Thursday, June 17, 2010

Thing One and Thing Two

I may have said once or twice that I hate Cat Bordhi. Not everyone does, so therefore, the first person that PayPals me $3 to cover postage, I will send that person her New Pathways for Sock Knitters. (I would sell it to Cash4Books, like I did her second New Pathways sock book, but somewhere along the way I spilled a drink on it, and part of a dozen pages are water damaged, but readable.)

(The book is spoken for! Lady Euphoria loves Cat and can't believe her good luck. I am sending the book out today.)

Seriously. I have spent the better part of three days trying to figure this particular pattern out, and just when I thought I had it? I came up two stitches short on one sock and I just said fuck it. Ripped out the socks and most likely, I'll have a pretty pair knit for a four-year-old by tomorrow morning. Using some other pattern.

Sort of apropos to this, I investigated the side effects of Wellbutrin, as my wooziness is ongoing, as is the ringing in my ears, my stomach has been upset and all of these things are known side effects. Also, one can experience feelings of aggression and anger, and tremors. I call it a slam dunk. I am going off of this med immediately, because I am miserable and I am tired of feeling sick like this.

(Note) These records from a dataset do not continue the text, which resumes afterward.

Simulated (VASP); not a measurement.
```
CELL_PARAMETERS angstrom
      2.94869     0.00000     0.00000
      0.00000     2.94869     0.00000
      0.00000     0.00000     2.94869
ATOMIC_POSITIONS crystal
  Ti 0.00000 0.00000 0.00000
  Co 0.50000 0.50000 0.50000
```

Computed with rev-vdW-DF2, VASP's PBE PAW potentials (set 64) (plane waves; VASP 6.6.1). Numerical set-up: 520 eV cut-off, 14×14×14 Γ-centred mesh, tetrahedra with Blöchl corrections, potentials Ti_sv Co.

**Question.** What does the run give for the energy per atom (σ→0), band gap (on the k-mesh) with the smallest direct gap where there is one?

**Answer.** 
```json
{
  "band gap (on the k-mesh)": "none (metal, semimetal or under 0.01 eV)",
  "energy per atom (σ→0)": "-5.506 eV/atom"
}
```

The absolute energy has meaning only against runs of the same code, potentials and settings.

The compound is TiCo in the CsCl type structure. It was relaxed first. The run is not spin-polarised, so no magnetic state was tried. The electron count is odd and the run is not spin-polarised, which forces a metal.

The stupid ass socks haven't helped.

However, I can't really hate Cat B, although I want to. I think she may have the sort of mind that can easily see how to knit a particular shape. She thinks in knitting. I imagine that she can run through the steps in her mind's eye, and then just do it, as they say. The problem, for me, comes when she tries to communicate that process to others, to write it down in a clear and easily understood manner. It may be her editor's fault, because the book is laid out in an incredibly chaotic manner, in my opinion. I had three pages of notes written out, and at times, five different places bookmarked, and I had to flip to and fro and check my notes, screw up, rip, swear, reknit and so on. I think I could have done a better job of organizing all of the information. In fact, a brain-damaged monkey could have done a better job. That being said, other people seem to have no problem whatever with her techniques. All I can say, is that I really, really tried to understand, and I just couldn't.

(Part of my problem is her use of letters as reference points, where a letter stood in for various stitch counts or measurements which one had to figure out beforehand, or locate some other place in the book. Her diagrams and instructions began to look like algebraic equations, where letters stand for numbers, and I just never got algebra, as it did not make any sense to me. At all. I learned much much later that algebra is, what?, concerned with the theoretical, and I have always been about the practical. I think I would have loved geometry and trig, but since I failed algebra, I wasn't allowed to take the higher courses in high school.)

Also? I get the "seeing the whole" in one's mind's eye. I can do that with costume construction. Show me a picture, a sketch, and in short order I can process tons of information and see how to make it so, as Capt. Picard would say. But if I had to write down coherent instructions for another person, it would be difficult to do. I know, I've tried.

Anyway. Time to move on.

4 comments:

Mouse said...

While those socks always looked interesting when finished - I'm horrible at algebra, so I will pass on the book.

k said...

I'm proud of you.

Knitting Linguist said...

As I understand it, she doesn't have an editor (or editrix, for that matter); she edits and publishes her own books. And I, too, have had exactly that problem with her patterns, alas. I *want* to like them, because many people I admire like them, but I don't. It doesn't help that part of me likes the elegant simplicity of sock construction, the way it solves the problem of covering a foot neatly and easily, and I can't see the use in messing with it. Ah, well.

zippiknits said...

Getting off that stuff was the right thing to do. Good for you! Someone I know has Parkinson's, and she was prescribed that but she says she'll never take it,either!

About C. Bordhi. She does visualize but that doesn't always translate well to pattern writing. I tried to understand her ideas but went back to DPNs. Knitting for a peaceful mind is the main thing for me- at my age.